BY our calculations the little boy in this photograph is at least 43 years old now.

He is Simon Adams and he lived in Cricklade Road.

With him is the woman who was Swindon’s first star and is probably still its greatest and most glamorous.

The image was captured in a shop on an industrial estate, and appeared in the Adver on Wednesday, February 20, 1974.

We wrote: “Swindon-born actress Diana Dors visited her home town today for the first time in ’more years than I care to remember’.

“Accompanied by her husband, actor Alan Lake, Miss Dors officially opened a new showroom belonging to Kennedy’s, the builders’ merchants, in Elgin Drive.

“A crowd of autograph hunters, including many young children, greeted Miss Dors as she came out into the chilly February sunshine again to answer questions from the Press.”

One of those questions was about her thoughts on Swindon.

She told us: “It will always be home to me. Wherever one is born, no matter where you go and what rich, beautiful homes you have, you always look on here as home.

“Apart from the fact that I have been working and haven’t lived here since I was 14, I haven’t visited Swindon basically because I have no relations living here any more.

“I have always wanted to come back. It has taken Swindon half a century to decide I have made something of myself. The last place you are really recognised is the place you come from.”

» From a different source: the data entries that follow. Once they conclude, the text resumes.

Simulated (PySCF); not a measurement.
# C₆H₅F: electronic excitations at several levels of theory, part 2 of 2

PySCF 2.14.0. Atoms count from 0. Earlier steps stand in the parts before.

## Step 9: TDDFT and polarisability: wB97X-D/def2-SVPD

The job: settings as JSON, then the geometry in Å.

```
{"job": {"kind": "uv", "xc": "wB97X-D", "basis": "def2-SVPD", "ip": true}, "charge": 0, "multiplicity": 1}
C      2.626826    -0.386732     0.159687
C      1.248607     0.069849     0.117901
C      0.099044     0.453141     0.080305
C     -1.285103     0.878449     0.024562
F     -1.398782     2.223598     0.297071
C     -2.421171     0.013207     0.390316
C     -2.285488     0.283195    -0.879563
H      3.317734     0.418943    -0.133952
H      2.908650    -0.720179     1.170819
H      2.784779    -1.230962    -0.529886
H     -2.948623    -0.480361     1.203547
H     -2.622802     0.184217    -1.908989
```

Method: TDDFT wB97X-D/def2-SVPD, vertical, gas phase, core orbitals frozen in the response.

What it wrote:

It wasn’t quite half a century; at 42 years old, Diana was emerging from her old, limiting image as a purely glamorous figure and becoming a respected character actress. Another showbusiness incarnation – darling of the chat show circuit – would come later.

She revealed that on her way to her public appearance she’d driven along Marlborough Road and found it familiar because she once lived there, but a few hundred yards further along there was nothing she recognised. Diana Dors died in 1984, and her despairing widower took his own life a few months later.